I will never make fun of ammonia

By Staff
Leada DeVaney, Editor
It's been about a year since I first traveled with Greg to visit his family in Mississippi. It was my first long-term experience with country life and I don't mean the nice, quiet kind of small town life to which I have become accustomed.
This was dirt roads, strange bugs and wild animals roaming around. The nearest mall is more than an hour away and you can't just run down to the grocery store when you want to pick up something.
It was on that first trip that I learned the whole gamut of home remedies employed by Greg's grandmother, such as putting ammonia on a bug bite.
I scoffed at the idea. Who ever heard of such? I would just go to the store and buy some bug spray and one of those little sticks designed to take the sting out of a bite.
Those were my plans. Unfortunately, I never got around to purchasing any of those items. Thankfully, I hadn't needed them on any of our subsequent trips, mainly because I've mastered the art of avoiding any pests or vermin.
I was still in the avoidance phase last weekend when I walked out of Greg's grandmother's house to examine one of her beautiful flowering bushes.
I had just gotten outside the door when I felt a sharp sting on the back of my neck. I wasn't sure what it was but it felt like someone was holding a lit match to the back of my neck. I felt something crawling around and then two more stings further down my back.
The tears started. I called out to Greg to come and rescue me. He ran out the front door and started shaking the back of my shirt to get the offending creature out. He shook my shirt and a small yellow jacket flew away.
I cried. And cried. And sniffled. And sniffled. This hurt – bad.
Right about this time, Greg's grandfather came out of the house, holding some tissue doused with ammonia. I could smell it from three feet away, but didn't run away. I felt the cold liquid dabbed on the bites and, suddenly, the stinging disappeared.

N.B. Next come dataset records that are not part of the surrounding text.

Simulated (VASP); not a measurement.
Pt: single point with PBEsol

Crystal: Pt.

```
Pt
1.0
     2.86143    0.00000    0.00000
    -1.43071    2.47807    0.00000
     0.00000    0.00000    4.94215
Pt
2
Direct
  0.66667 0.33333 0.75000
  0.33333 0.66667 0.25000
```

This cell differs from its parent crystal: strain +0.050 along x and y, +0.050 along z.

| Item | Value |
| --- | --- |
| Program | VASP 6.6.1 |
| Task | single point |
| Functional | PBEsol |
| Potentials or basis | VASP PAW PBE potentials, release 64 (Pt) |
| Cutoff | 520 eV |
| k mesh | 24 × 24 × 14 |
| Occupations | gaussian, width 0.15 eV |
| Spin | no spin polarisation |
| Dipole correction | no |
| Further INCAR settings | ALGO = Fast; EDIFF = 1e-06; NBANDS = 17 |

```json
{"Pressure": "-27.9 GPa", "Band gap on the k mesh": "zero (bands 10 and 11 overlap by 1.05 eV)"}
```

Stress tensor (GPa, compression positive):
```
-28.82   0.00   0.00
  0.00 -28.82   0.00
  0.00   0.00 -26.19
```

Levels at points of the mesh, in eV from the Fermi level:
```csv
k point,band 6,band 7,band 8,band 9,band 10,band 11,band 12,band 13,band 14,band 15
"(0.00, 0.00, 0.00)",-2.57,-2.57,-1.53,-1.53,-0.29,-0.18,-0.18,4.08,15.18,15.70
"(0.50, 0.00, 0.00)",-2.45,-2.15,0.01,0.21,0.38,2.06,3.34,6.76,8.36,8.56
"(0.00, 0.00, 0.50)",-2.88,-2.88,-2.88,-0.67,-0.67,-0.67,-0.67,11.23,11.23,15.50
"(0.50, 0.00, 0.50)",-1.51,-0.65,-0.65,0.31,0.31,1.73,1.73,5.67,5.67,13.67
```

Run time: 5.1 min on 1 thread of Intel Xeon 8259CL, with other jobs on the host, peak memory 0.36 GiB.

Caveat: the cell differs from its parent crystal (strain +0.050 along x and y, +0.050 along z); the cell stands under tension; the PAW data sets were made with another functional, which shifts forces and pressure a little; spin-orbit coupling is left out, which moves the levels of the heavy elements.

I wiped my eyes. I was going to live.
I walked back in the house, using the side door this time in case the yellow jacket was waiting to attack again. Once I made it safely inside the kitchen, Greg's grandmother wet her finger and dabbed each bite with meat tenderizer. I may not have smelled great, but I sure felt a lot better.
Greg and I have laughed a lot in the last three years about how our life resembles "Green Acres." He's Oliver and I'm Lisa, without the Hungarian accent.
Still, even though she new she'd rather be in New York, even Lisa Douglas learned to adapt to country life.
And I can, too. If I can stand the smell of ammonia and meat tenderizer.